A key to the improved throughput was reducing the separation between the hot surface and the conversion device. A recent paper by MIT professor Gang Chen reported on an analysis showing that heat transfer could take place between very closely spaced surfaces at a rate that is orders of magnitude higher than predicted by theory. The new report takes that finding a step further, showing how the heat can not only be transferred, but converted into electricity so that it can be harnessed.
A company called MTPV Corp. (for Micron-gap Thermal Photo-Voltaics), founded by Robert DiMatteo SM ’96, MBA ‘06, is already working on the development of “a new technology closely related to the work described in this paper,” Hagelstein says.
DiMatteo says he hopes eventually to commercialize Hagelstein’s new idea. In the meantime, he says the technology now being developed by his company, which he expects to have on the market next year, could produce a tenfold improvement in throughput power over existing photovoltaic devices, while the further advance described in this new paper could make an additional tenfold or greater improvement possible. The work described in this paper “is potentially a major finding,” he says.
DiMatteo says that worldwide, about 60 percent of all the energy produced by burning fuels or generated in powerplants is wasted, mostly as excess heat, and that this technology could “make it possible to reclaim a significant fraction of that wasted energy.”

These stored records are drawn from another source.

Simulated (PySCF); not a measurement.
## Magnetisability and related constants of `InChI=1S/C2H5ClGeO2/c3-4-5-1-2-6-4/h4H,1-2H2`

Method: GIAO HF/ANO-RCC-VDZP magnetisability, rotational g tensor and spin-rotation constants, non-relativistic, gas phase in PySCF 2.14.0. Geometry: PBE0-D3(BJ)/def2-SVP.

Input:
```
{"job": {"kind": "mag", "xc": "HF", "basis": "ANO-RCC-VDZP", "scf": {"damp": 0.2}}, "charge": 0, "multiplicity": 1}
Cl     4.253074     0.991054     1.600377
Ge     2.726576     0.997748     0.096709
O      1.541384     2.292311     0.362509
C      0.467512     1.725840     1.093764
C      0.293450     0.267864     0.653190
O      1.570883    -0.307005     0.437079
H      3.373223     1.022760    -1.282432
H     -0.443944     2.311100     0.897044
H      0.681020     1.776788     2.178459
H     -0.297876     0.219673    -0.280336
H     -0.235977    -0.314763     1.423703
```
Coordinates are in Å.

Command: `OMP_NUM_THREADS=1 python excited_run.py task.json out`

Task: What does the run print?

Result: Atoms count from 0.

When this work began around 2002, Hagelstein says, such devices “clearly could not be built. We started this as purely a theoretical exercise.” But developments since then have brought it much closer to reality.
While it may take a few years for the necessary technology for building affordable quantum-dot devices to reach commercialization, Hagelstein says, “there’s no reason, in principle, you couldn’t get another order of magnitude or more” improvement in throughput power, as well as an improvement in efficiency.